Texas Loses Challenge to Greenhouse Gas Rules

     (CN) – The D.C. Circuit declined to stop enforcement of new rules that compel states to regulate greenhouse gases as air pollutants under the Clean Air Act.
     After the U.S. Supreme Court held in 2007 with Massachusetts v. EPA that greenhouse gases qualify as an air pollutant under the Clean Air Act, the Environmental Protection Agency ordered states to set up a permitting process for greenhouse gas emitters.
     By 2010, the EPA found the permitting plans of 13 states to be inadequate since they lacked a provision to include carbon dioxide as a pollutant.
     Of the 13 states that lacked an adequate state implementation plan, or SIP, Texas alone refused to identify when it planned to comply with the new regulations. In fact, in 2010 the Texas Attorney General Greg Abbot sent a letter to the EPA stating that Texas had “neither the authority nor the intention of interpreting, ignoring or amending its laws in order to compel the permitting of greenhouse gas emissions.”
     In response, the agency ordered Texas to comply by Dec. 1, 2011, and advised the state that it could take legal action to ensure “that greenhouse gas sources in Texas, as in every other state in the country, have available a permitting authority to process their permit applications.”
     Texas and Wyoming, another of the 13 that had been faulted for an inadequate plan, sued the EPA in 2012. They claimed that the Clean Air Act gives states the primary role in adopting and revising implementation plans, but that the EPA has imposed regulations as part of its “greenhouse gas regulatory agenda.”
     Additionally, Texas argued that the EPA failed to give the state the required three years to comply with the greenhouse gas regulations. It said the EPA had threatened to take over part of the state’s air permitting program immediately or impose a construction moratorium on the Texas businesses if the state did not agree to comply immediately with the regulations.
     Abbot blasted the “unelected, unaccountable bureaucrats at the EPA” for “flouting the law by denying Texas the opportunity to manage its own air permitting program.”
     “The EPA’s unlawful scheme threatens Texas jobs and businesses by imposing costly and unnecessary greenhouse gas regulations immediately and improperly,” the Texas prosecutor said at the time. “These expensive mandates do little to make our air safer or to control the global warming the EPA insists is threatening our country, while doing great damage to our energy independence and economic recovery.”
     A divided three-judge panel of the D.C. Circuit concluded last week, however, that the Clean Air Act “unambiguously requires a PSD [prevention of significant deterioration of air quality] permit setting forth emission limitations for each pollutant subject to regulation under the act before a major emitting facility may be constructed, even when the applicable SIP has not been updated to include requirements for newly regulated pollutants.”

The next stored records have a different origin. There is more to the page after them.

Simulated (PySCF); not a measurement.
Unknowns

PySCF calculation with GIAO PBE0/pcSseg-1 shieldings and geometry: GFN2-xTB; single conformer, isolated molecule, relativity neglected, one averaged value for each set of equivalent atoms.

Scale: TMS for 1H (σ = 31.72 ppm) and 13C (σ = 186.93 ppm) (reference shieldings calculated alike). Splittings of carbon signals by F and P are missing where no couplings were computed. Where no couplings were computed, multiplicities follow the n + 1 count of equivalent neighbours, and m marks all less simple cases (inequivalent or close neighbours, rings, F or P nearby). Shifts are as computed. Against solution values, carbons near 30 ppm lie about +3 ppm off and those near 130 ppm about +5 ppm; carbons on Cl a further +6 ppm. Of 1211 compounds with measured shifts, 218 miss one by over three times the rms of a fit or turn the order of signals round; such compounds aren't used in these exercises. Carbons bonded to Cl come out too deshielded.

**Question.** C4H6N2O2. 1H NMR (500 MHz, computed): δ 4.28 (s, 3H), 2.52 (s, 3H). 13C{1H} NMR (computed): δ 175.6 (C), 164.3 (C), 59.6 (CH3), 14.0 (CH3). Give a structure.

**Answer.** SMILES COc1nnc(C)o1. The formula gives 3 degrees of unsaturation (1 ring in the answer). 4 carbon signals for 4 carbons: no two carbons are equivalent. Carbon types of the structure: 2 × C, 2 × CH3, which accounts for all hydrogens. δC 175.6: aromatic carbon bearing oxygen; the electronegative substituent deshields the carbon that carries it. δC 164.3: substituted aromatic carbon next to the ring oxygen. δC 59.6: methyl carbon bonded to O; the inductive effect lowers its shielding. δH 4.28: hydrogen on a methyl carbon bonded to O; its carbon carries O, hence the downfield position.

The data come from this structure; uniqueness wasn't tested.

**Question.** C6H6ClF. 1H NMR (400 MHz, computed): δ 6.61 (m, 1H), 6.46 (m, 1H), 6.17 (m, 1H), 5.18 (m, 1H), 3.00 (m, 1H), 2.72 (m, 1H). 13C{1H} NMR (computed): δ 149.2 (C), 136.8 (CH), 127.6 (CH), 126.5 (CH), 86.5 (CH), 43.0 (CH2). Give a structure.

     Three times the court has interpreted the act as prohibiting the unpermitted construction of stationary pollution sources, according to the ruling.
     Once the EPA’s “Tailpipe Rule” added greenhouse gases to the air pollutants list, the PSD program automatically applied to those facilities, the appellate judges added.
     “This understanding of congressional intent is reinforced by the different text for Part D permits and precedent of the Supreme Court and this court,” Judge Judith Rogers wrote for the majority. “‘If the intent of Congress is clear, that is the end of the matter; for the court, as well as the agency, must give effect to the unambiguously expressed intent of Congress.'”
     Rogers included the latter remark as a reference to the 1984 decision Chevron USA Inc. v. Natural Resources Defense Council.
     Texas and Wyoming also failed to persuade the court that they could continue issuing permits until they added greenhouse gases to their SIPs, under the Clean Air Act’s “cooperative federalism” doctrine.
     Congress gave the EPA power to act in states where federal air quality standards are not maintained, according to the ruling.
     “Congress had determined federal PSD oversight was necessary to prevent states from improperly competing for industry by adopting more permissive pollution controls,” Rogers wrote. “One of Congress’s stated goals for the PSD program was to ensure that economic growth occurred ‘in a manner consistent with the preservation of existing clean air resources.’ The same rationale explains why Congress made CAA section 165(a) self-executing for newly regulated pollutants: otherwise, states would have a perverse incentive to delay incorporating new pollutants into revised SIPs in order to compete for industry in the interim.”
     Rogers added: “Neither Texas nor Wyoming has suggested that revising their SIPs to incorporate PSD permitting for greenhouse gases would require independent balancing of local conditions and needs. As EPA observed, a corrective SIP revision could constitute a simple addition of greenhouse gases to the list of pollutants subject to PSD permitting. Indeed, most States’ PSD programs automatically update to include newly regulated pollutants like greenhouse gases. Others subject to the SIP Call Rule, including respondent-intervenor Connecticut, worked cooperatively with EPA to revise their SIPs and to ensure permitting continuity promptly and as needed. Texas alone did not, informing EPA that it had ‘no intention’ of revising its SIP because of its disagreement with EPA’s regulation of greenhouse gases under the Act. Invoking ‘cooperative federalism’ in these circumstances has a hollow ring.”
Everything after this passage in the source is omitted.